As has been noted for large numbers of land-based species of plants and animals, the habitable ranges of many fish species will shift poleward as climate warms. At high latitudes, where warming tends to be greatest, those shifts will be dramatic, says William Cheung, a marine ecologist at the University of East Anglia in Norwich, England. For example, in the North Sea and the Arctic Ocean north of Scandinavia, ranges will shift northward, on average, more than 40 kilometers per decade between now and 2050, he reports. Such shifts could have a dramatic influence on fishing grounds, causing local extinctions of species along the southern fringes of some fisheries, for example.

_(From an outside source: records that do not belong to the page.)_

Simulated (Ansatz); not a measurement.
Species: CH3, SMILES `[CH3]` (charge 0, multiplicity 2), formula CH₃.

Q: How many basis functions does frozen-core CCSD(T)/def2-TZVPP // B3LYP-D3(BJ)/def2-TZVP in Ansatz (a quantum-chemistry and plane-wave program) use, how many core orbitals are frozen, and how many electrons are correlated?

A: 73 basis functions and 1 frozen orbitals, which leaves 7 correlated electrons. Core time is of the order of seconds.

Cheung also noted that warmer seas will cause the size of adult cod to decline about 10 percent by 2050. If the potential effects of ocean acidification and decreases in dissolved oxygen content are included, body size could drop as much as 40 percent. Altogether, effects of climate change could trim yields from fisheries in tropical latitudes and many areas of the Southern Ocean in half by 2055.

Although yields from Arctic fisheries will increase in coming years, those in other areas will drop off woefully. Due to changes in ocean chemistry and declines in fish body size, more than 70 percent of fishing nations will see declines in the tonnage of fish netted. As a result, about 60 percent of those countries will see declines in the profitability of their fisheries, says Vicky Lam, a fisheries economist at the University of British Columbia in Vancouver. In some cases, countries will see declines in profitability of as much as 40 percent.